9 August 2019
Justin Penafiel, Senior Associate
“Open plan” and “hot desking” have been the buzzwords of workspace design for years, but regular opinion polls suggest that they are indeed the preferred office environments for Millennials and members of Generation Z. But if, in the words of Carole King, nobody [literally] stays in one place anymore, what does this mean for workforce management strategies?
For several years, offices have been transforming their spaces into open-plan environments. Other companies have even done away with fixed offices altogether, requiring employees to move between shared desks and quiet spaces as required by the immediate task at hand – if there is even a need to be in the office to begin with.
The push for open-plan offices has been partly tempered, borne out of the desire for increased collaboration between colleagues. However, in recent years, debate has ensued about how much open place offices contribute to collaboration and, ultimately, productivity. The open-plan office has subsequently seen some pushback. Research in 2017 by Regus, a company that specialises in providing serviced offices, suggested that 76% of workers in Australia considered enclosed workstations as optimal for concentration (and not the open plan). A similar proportion of respondents in the same study indicated a preference for enclosed workstations for productivity, and the protection of workers’ privacy.
In 2019, the debate on open-plan offices has been tempered, suggesting that they are not inherently bad, but just being “used wrong”. However, the general debate on the optimal office design appears to have transformed into discussions about how fluid office environments (namely “hot desking”) can cater towards the demand for flexibility, particularly for Millennials and Generation Z, who increasingly comprise the majority of workers and demand the flexibility to work both inside and outside of the office. Deloitte has conducted its Millennial Survey since 2012, and its latest 2019 report flags the increasing demand not to just work from home, but for work conditions that mimic the so-called “gig economy”. Matters of work conditions extend beyond mere office design, but considerations of balancing managerial control with ever-increasing flexibility.

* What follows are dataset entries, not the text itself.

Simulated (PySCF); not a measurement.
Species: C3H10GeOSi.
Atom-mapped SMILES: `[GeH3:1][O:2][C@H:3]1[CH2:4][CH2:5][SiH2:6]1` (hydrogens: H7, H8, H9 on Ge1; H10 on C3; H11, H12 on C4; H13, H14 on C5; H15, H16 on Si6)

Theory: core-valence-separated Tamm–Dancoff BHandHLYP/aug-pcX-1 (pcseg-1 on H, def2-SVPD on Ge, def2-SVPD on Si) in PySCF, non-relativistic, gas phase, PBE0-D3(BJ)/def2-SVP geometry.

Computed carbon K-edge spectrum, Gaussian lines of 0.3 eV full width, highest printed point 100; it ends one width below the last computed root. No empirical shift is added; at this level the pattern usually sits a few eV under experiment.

Whether in an open-plan office, or in a company that practices hot desking, the physical transformation of the physical work environment has a bearing on how managers can influence or exert any necessary control over their workforces in an age where flexibility is all the rage. As managerial control is increasingly exerted through electronic or virtual means, it may seem less overt, reduced, and maybe even unnecessary. However, managerial obligations and responsibilities for employees have not necessarily changed nor been reduced in the same way that fixed office spaces and face-to-face contact have been reduced.
Legal advice and strategic guidance about your obligations and strategies is therefore necessary, even when the focus might be on the choice of new furniture, or the latest technology to gather colleagues electronically at the same time in the same virtual setting. For example, People + Culture Strategies is available to advise on both flexible work arrangements, and even assist with assessing home-office environments when employees request to work from home. As decisions about open-plan offices and hot desking may ultimately result in a grant of increased flexibility, People + Culture Strategies encourages employers to take a step back and consider its strategies for managing a more fluid and dispersed workforce.